On Tue, Jan 03, 2012 at 12:14:09AM +0100, Tomasz Rola wrote:
> On Mon, 2 Jan 2012, Kragen Javier Sitaker wrote:
> > Hi!  May I post your response, and this response to it, to kragen-discuss?
> 
> Sure, no problem. If you find this mail of enough value, you can also 
> repost it. Small edits are ok to me, I trust that you will do it well.

Thanks!

> > You can probably get something running on an Arduino (using their IDE, not
> > Forth) with US$20 and half an hour.  Try it, it'll be fun!
> 
> Yes, I read some blog entries (ditto with "half an hour" in their titles). 
> I might try Arduino one day, but frankly I like to compute on some bigger 
> scale. Perhaps I would be ok with few kilowords of ram, but with 8-bit 
> words... well, this fills so small... On IBM 704, they had 4-32Kwords but 
> a word was 36-bit. One could put some data into it and I guess, 36-bit 
> arithmetic was there in hardware. This was enough to make first LISP 
> interpreter on it.

Generally speaking you need about 4KiB of memory to run a self-hosted
interactive development environment, maybe 8KiB to run a more full-featured
one.  The ATMega328 has 32KiB of program memory plus 2KiB of RAM and 1KiB of
EEPROM.  Interpreters like Bitlash use the EEPROM to store the code to be
interpreted.  (But Bitlash seems pretty disappointing to me.)

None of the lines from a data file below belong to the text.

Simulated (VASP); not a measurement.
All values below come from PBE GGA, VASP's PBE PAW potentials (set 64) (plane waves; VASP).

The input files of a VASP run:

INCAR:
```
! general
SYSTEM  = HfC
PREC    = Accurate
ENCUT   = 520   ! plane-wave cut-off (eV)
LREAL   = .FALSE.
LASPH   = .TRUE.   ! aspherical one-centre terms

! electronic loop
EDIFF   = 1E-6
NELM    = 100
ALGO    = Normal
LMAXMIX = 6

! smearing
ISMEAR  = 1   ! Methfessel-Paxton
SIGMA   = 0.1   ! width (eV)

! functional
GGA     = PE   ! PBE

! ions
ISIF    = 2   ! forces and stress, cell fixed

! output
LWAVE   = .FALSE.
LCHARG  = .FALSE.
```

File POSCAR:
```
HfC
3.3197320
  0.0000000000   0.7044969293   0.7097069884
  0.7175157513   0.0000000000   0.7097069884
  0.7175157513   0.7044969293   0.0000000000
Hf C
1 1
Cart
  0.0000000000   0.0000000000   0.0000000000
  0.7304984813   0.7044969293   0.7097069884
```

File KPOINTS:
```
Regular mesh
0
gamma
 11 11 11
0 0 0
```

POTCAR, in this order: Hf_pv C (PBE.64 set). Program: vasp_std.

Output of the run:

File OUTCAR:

On the other hand, the 704 ran at "up to" 40 kips; the first wave of
BASIC-programmable home computers ran at up to 300 kips (comparable to the 704
or faster, depending on what you were doing; I imagine the 704 was a bit faster
doing 36-bit division); Wikipedia claims the Super Foonly F-1 (the fastest
PDP-10 ever built) was clocked at 10-11MHz and so could presumably reach some
0.5-5MIPS; and the Arduino runs at 16MIPS normally.  So the usual space-time
tradeoffs mean the Arduino can probably get by with less memory, being faster.

The 704 was also sufficient to write the first FORTRAN compiler and to
synthesize speech.  (Presumably it controlled external oscillators rather than
generating PCM directly.)

> Nowadays, one can really have other options that look more sexy to me 
> - like, FPGA + 128MB of ram, packed into USB stick or something equally 
> small. I am unable to find the page right now, but from what I remember 
> pricewise it was competitive to A* (especially when comparing what could 
> be packed into them).

That sounds impressive.  Do you already have VHDL synthesis software for the
FPGA?  Because I think they're usually kind of a pain to program.

Don't underestimate the power of making it easy to get started on something. 

> So, I like small things but I also want them to have some usable power - 
> something comparable to PDP-10 or similar machine would probably make me 
> happy, especially for few tens of dollars. I am not into them right now, 
> but I can easily wait a bit and by the time I'm ready their prices will be 
> even more interesting, I guess.

As mentioned above, the Arduino is already in the same speed class as PDP-10s
were, but of course PDP-10s often had a megabyte or so --- 32 ATMega328s worth.
Digi-Key sells ATMega328s in quantity 100 for US$2.20 each
<http://search.digikey.com/us/en/products/ATMEGA328-PU/ATMEGA328-PU-ND/2271026>
putting your superfast parallel PDP-10 at US$66 or so --- more than an Arduino,
but not much.  And whatever code you wrote for the Arduino, you could run on
one node of your AVR hypercube.  You could even use the Arduino as a
programming board, and the Arduino bootloader to burn new code into the nodes
in situ.

But you could probably hook up a megabyte of external memory more cheaply than
that.  I haven't been able to find *new* external memory chips at a reasonable
price on Digi-Key, but surely you could work out something with 30-pin or
36-pin SIMMs, which must surely be available in large quantities for next to
nothing.

> About 8-bits - I have nothing against them but, well, not really much can 
> be done with 8-bit cpu. It can be great fun on one hand, but on the other 
> hand once I laid my fingers on my first 16-bit computer (that was Amiga 
> and was, actually, almost 32-bit - muls and divs were 16bits AFAIR) I have 
> never looked back. Ditto for 32-bits. And now I am slowly migrating to 64.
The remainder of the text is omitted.